$200 billion U.S. dollars and 6,500 migrant workers. This is how much money Qatar spent and how many migrant workers died building the seven new stadiums and facilities for the 2022 FIFA World Cup. Many wonder why a country willing to spend astronomical amounts of money on a sporting event and a country willing to put the lives of workers in danger won the bid to host the World Cup in the first place.

Situated on one of the world’s largest natural gas fields, accounting for around 13% of global oil supply, Qatar is the “richest” country in the world. With a GDP of 221.37 billion USD, Qatar exists at the top of FIFA’s money-hungry mind. FIFA and Qatari officials have long said that Qatar was picked because it is “new lands” for the football world. They said it would be historical for an Arab country to host an event of this stature. Many have refuted this, with the United States’ Department of Justice chalking Qatar’s winning bid up to bribery.

Winning the bid to host the World Cup is just the tip of the iceberg for many angered by Qatar’s hosting gig, with many outraged over the thousands of abused and overworked migrant workers who have died, Qatar’s lack of LGBTQ+ rights and many other various human rights issues.

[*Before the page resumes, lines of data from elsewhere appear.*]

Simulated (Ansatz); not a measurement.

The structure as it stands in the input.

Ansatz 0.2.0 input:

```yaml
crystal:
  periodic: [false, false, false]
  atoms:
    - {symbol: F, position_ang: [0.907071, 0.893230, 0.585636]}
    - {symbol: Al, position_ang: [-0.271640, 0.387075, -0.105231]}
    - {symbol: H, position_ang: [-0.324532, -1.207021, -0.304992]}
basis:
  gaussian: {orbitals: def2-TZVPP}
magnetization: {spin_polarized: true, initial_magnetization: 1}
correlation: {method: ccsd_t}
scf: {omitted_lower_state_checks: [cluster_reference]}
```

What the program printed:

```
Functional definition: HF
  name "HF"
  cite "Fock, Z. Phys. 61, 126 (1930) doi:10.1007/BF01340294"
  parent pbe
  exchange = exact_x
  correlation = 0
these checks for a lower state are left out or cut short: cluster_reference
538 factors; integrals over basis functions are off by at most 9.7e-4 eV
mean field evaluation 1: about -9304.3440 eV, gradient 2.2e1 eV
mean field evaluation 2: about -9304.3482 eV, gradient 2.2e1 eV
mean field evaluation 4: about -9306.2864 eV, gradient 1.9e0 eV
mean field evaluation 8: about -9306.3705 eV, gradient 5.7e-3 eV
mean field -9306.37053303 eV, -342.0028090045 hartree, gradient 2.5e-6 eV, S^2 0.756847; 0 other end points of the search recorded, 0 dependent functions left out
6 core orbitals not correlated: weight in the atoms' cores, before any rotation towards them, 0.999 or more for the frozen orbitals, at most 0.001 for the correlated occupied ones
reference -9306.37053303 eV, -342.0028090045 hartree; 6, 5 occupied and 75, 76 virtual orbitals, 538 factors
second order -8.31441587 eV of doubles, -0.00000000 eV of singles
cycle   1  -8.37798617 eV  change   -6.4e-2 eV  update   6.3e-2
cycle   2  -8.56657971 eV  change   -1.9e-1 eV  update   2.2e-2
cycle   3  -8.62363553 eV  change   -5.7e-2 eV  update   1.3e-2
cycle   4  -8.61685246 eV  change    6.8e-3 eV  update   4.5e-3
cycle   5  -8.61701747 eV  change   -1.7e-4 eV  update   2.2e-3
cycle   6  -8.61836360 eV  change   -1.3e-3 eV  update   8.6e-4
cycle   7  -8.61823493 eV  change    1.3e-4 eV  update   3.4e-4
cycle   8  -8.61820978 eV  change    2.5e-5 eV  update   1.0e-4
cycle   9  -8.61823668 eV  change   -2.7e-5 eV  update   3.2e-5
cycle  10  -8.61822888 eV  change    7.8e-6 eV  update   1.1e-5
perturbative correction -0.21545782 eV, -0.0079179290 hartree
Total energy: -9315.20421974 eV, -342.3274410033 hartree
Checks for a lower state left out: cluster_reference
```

Migrant workers building a World Cup stadium in Qatar by Kai Pfaffenbach. Image courtesy of Reuters.

The 2022 World Cup and its aforementioned issues have become the focus of many artists who aim to bring to light human rights violations and the corruption that exists between FIFA’s governing body and Qatar.

Russian artist Andrei Molodkin and Danish artist Jens Galschiøt have tasked themselves with exposing exactly this.

Just four days before the first whistle was blown to start the 2022 World Cup, Andrei Molodkin unveiled “The Shame Cup,” an almost exact replica of the iconic World Cup trophy. Although nearly exactly the same as the original, Molodkin’s version of the trophy highlights “football's darkest moment,” a moment in which many have realized that the sport that billions love so dearly is much more than a game.

The Shame Cup by Andrei Molodkin. Image courtesy of Express News UK.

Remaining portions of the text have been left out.